First Product Value Declines Then Stock Price Drops

By May 26, 2015 Blog

Overheard in Brooklyn: “Yeah, I saw that Michael Kors thing in Saks but I’m so over him. Like I even care about his brand anymore.” This is exactly what happens to brands that don’t have their product managers engaging with marketing and pricing experts. In Michael Kors’ case, the problem was ubiquity– overexposure of the brand makes it less exclusive and less desirable. Once the company fractured the brand into three price points and moved the brand from exclusive to downmarket his client base which included Sofia Coppola swiftly exited stage and Michael Kors was left with selling into an unproven marketplace for his brand. He lost his market. This is so apparent given that Business Insider has taken his downward slide into lower end sales and highlighted it as a case study of a business in decline. Watch here to see what Business Insider is saying about Michael Kors …. Michael Kors is so over .

I don’t like watching businesses get into trouble, I’ve got no schadenfreude involved here. Why I highlight such a high profile story is that the learning for this brand is no different than any other brand no matter the size of the business. Ready, I’m going to topnote the educational takeaways for your business.
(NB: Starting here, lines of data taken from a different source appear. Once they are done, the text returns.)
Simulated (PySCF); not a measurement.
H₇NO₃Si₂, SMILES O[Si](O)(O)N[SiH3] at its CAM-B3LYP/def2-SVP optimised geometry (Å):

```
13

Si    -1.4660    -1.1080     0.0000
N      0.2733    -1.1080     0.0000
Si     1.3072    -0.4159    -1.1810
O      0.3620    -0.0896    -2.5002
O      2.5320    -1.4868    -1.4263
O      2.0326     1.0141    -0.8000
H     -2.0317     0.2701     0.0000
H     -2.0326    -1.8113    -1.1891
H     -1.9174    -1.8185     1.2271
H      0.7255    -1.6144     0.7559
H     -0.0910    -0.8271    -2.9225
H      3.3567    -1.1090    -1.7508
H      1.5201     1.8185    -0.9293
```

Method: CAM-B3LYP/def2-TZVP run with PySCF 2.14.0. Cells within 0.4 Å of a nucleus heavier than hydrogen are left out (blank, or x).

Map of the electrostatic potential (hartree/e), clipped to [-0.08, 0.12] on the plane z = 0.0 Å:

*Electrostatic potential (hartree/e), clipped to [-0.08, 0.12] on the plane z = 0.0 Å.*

1. Spending your time building business value and building business relationships translates into brand positioning. The higher up the food chain, the more desireable your product or item becomes.
2. Brands move from upmarket to downmarket–never to return upmarket. Once something goes on sale, it erodes the product value which ultimately recalibrate customer expectations.
3. Recalibrating customer expectations means you will reduce their confidence in the product and thereby having their focus move from beauty, quality, exclusivity, along with other traits around customer desire and replace them a focus on price.
4. Price customers aren’t loyal customers. They’re not doing business with you, they’re doing business with the low cost that they’re engaging with.

So Michael Kors wanted to occupy a few too many brand positions and didn’t take the time to align brand, customer, pricing and product and the market showed him how they felt with a 37% decline in stock value. Ouch. You don’t have to make the same mistake. Learn from Michael Kors.